Ilya Prigogine (1917–2003)

Classical thermodynamics is the science of equilibrium: the concept of variation with time was viewed with suspicion; dissipative phenomena, such as friction, were considered a nuisance. Prigogine attacked the problem head-on, by introducing a quantitative concept of irreversibility. He produced a sound derivation of transport processes, relating the fluxes of energy and matter to the thermodynamic forces (such as gradients of temperature or density, or electric fields) that cause them. Irreversibility and entropy became the main themes of his subsequent work.

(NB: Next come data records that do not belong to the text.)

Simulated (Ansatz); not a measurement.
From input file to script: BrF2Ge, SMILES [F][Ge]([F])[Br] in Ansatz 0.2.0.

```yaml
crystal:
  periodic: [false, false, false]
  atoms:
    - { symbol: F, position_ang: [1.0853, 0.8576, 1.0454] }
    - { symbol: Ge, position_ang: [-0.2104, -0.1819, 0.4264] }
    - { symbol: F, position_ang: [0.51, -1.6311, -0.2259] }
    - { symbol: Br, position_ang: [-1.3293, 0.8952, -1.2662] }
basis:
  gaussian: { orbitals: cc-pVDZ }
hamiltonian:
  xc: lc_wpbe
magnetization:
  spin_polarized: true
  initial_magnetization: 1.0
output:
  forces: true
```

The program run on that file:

The next step was to consolidate these macroscopic notions by addressing their molecular basis. This subject had remained in the shadows since the last years of the nineteenth century with Ludwig Boltzmann's work on the kinetic theory of gases and a definition of entropy at the microscopic level. (It was even considered to be 'cursed' — Boltzmann committed suicide in 1906.) How could the irreversibility of real processes at the macroscopic scale be reconciled with the perfect time-reversibility of the (classical or quantum) law of motion for molecules? In the 1960s, surrounded by a small group of enthusiastic co-workers, Prigogine began to make crucial progress on this point, developing the first form of non-equilibrium statistical mechanics. (Another approach, developed independently by Nikolai Bogolyubov in the Soviet Union, turned out to be equivalent to Prigogine's.) As well as being quite a general formulation of the theory, there were other fruits of this endeavour, for it could be applied to a variety of systems, from gases and solids to plasmas.